Dec 14, 2016 | 9:11 AM

Jordan Kulbida has to rush her interview after AAA Sharks practice on Tuesday evening because at 9:15 p.m., her night is far from over.

She doesn’t have a big school project. She’s not meeting up with friends. Instead, she’s going right from hockey practice to fastball training.

Kulbida may be the AAA Sharks captain, but she could very well make Team Sask’s fastball team for the 2017 Canada Summer Games next August.

When you’re that good, there is no off-season.

“[Growing up], I played every sport that I possibly could,” Kulbida, a Saskatoon native said. “My grandpa played hockey and I really looked up to him and all my friends around me played so I was like, ‘Well, I wanna play!’ And as soon as I got a glove for fastball, I just knew. I was like, ‘Yes, I want to do this! This is awesome!’”

There is still one more round of cuts to go for Team Sask, but she has already made the top 20 of all Saskatchewan female players under the age of 21. The final U-21 roster will be cut to 15 and she won’t find out until close to the games.

Meanwhile, on the ice for the Sharks, Kulbida is just 5’6” with skates on, but her game is anything but small.

She’s in her second season with the club and leads the team in points through 13 games with nine points – six goals and three assists. Even as a rookie last season, she also led the team in points with 12 in 28 games.

She was named Sharks rookie of the year in 2015-16 and this season was named the SFMAAAHL third star of the month in October.

“Last year… it took probably half the season to get used to playing in this league,” Sharks head coach Gary Berggren said, who was an assistant with the team last year. “Towards the end of the season she played much better and this year has just been [even] better. Every game she’s better and better and she is a dominant player in this league when she wants to be.

“She’s everything for this team.”

In her first AAA game of her career, she had to play on international sized ice, because the Sharks were playing in Wilcox against the Notre Dame Hounds.

It posed an additional challenge, but it didn’t make the moment any less special.

“The ice surface was really big, so I wasn’t used to that, and just the pace of the game was so much faster compared to [Saskatoon] Comets,” she said. “But it was awesome. I was so excited to be a part of the team and the league.”

Interestingly, Kulbida wasn’t put on skates until she was eight years old and she didn’t start playing organized hockey until she was 11.

“My mom was just nervous I was going to get hurt,” she said.

Well, it’s a good thing her mom caved, because Kulbida is leading the charge for Battlefords for the second straight season and has aspirations to play university hockey in Canada.

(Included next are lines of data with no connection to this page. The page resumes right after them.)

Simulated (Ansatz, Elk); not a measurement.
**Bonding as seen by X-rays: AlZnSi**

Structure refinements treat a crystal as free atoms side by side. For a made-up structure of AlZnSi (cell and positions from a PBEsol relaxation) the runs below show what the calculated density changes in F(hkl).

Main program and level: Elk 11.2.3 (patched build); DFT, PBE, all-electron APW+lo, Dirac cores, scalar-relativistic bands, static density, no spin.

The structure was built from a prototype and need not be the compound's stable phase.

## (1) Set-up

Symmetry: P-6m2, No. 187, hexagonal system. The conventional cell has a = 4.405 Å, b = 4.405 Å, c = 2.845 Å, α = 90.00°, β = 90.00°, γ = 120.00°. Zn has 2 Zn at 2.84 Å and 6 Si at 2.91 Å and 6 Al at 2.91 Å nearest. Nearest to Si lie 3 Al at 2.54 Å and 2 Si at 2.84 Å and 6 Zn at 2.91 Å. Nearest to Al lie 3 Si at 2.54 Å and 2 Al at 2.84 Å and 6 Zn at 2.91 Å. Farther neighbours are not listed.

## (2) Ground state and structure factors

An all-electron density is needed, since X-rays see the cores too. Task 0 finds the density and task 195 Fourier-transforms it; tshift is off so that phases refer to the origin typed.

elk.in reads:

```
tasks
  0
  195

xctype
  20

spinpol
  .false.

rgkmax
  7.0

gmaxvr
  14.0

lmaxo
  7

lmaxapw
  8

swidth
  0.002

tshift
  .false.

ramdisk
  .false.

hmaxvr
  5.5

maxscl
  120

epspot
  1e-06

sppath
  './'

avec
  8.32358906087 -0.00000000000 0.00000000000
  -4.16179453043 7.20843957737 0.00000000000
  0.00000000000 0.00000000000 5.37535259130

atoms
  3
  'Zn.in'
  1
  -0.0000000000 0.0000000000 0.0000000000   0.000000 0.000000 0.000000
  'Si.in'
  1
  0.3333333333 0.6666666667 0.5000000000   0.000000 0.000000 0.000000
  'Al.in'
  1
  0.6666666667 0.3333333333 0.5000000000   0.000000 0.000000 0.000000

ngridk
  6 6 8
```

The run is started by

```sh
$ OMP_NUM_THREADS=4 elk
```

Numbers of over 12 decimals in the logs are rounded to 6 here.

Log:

In an ideal world, she would play U-Sports (formerly CIS) hockey while studying kinesiology.

For now, she still has to finish Grade 12 at North Battleford Comprehensive High School, which means balancing her senior year with two competitive sports.

“It’s hard,” she said. “I’ve just got to work hard in school to keep everything all good.”

If she can do that, there’s no question that next season she’ll be playing at the next level.